KMWorld, May 11th, 1998
Solutions for Web delivery: XML, DHTML, PDF
By Tony McKinley
No one would have predicted that the document would be the last element of Web and intranet solutions to be developed, but that's how it has turned out. The Internet has supplied the global network connections and browsers have provided a standard user interface; lagging are the appropriate document formats to take advantage of the new environment.
HyperText Markup Language (HTML), the lingua franca of the Web, is designed to be simple. Due to its simplicity, it is lacking in two areas: content management and robust presentation. Dynamic HTML (DHTML) has been developed to address the presentation limitations of HTML by giving the author more control of the view the user will see. That set off an "extensions" war between Microsoft (www.microsoft.com) and Netscape (www.netscape.com), which has diminished the universality of DHTML.
Adobe's (www.abode.com) Portable Document Format (PDF) delivers a universal document that looks the same on every platform. Acrobat PDF is the electronic printing press for Web documents, and all applications can simply "print" PDF as easily as printing paper. There is no need to recreate documents in HTML. PDF is designed to solve the presentation problem, and is today and will remain for the foreseeable future the dominant leader in the field of delivering rich content on the Web.
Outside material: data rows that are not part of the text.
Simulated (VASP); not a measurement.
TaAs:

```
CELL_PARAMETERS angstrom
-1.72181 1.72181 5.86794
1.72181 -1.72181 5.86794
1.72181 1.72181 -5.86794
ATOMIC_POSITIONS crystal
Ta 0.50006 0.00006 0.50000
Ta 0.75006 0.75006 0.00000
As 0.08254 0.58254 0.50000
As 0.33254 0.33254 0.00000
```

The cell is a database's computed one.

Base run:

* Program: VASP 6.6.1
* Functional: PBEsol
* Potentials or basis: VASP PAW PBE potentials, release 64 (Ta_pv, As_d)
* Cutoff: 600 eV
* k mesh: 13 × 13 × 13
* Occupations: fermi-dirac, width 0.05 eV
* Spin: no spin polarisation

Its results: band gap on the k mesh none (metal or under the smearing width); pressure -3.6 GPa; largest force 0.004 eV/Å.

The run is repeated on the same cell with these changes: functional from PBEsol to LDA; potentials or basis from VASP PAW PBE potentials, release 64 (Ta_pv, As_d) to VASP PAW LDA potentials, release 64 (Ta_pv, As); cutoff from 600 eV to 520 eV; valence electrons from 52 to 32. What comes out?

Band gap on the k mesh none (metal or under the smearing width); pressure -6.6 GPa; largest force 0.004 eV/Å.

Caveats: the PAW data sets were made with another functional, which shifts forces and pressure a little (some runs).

Extensible Markup Language (XML) is a format standard recommended by the World Wide Web Consortium (W3C, www.w3.org), and is heavily supported by Microsoft. Microsoft Internet Explorer 4.0 and the new version of Netscape Communicator both support XML. XML is designed to address the content management aspect of electronic documents. Like its ancestor, the Standard Generalized Markup Language (SGML), the new XML standard promises a consistent description of the content of files to enable utmost flexibility in use and access to specific elements.
XML is where data processing meets text documents. By declaring standard encoding methods within the wide open framework of text, every word, paragraph and item in a document can be assigned the equivalent of a meta tag. In HTML, meta tags are used to declare special fields of information, such as keywords. In XML, text can be recognized as values in fields such as name, address, customer number, quantity, price and so on. That capability, when widely adopted, will provide the basis for electronic data interchange (EDI). For example, if Company A uses its SAP (www.sap.com) accounting system to purchase equipment from Company B, which uses Oracle (www.oracle.com) to manage its inventory and billing, all of the data in the transaction could be shared without any need to recapture or translate information between the SAP and Oracle environments.
There is no battle between HTML and XML and PDF. HTML is the simple basis for Web pages. XML is a means of managing the simple text of the HTML world as organized data, but it does not contain information about how the data should be displayed. PDF is a rich electronic document delivery format, for display and print.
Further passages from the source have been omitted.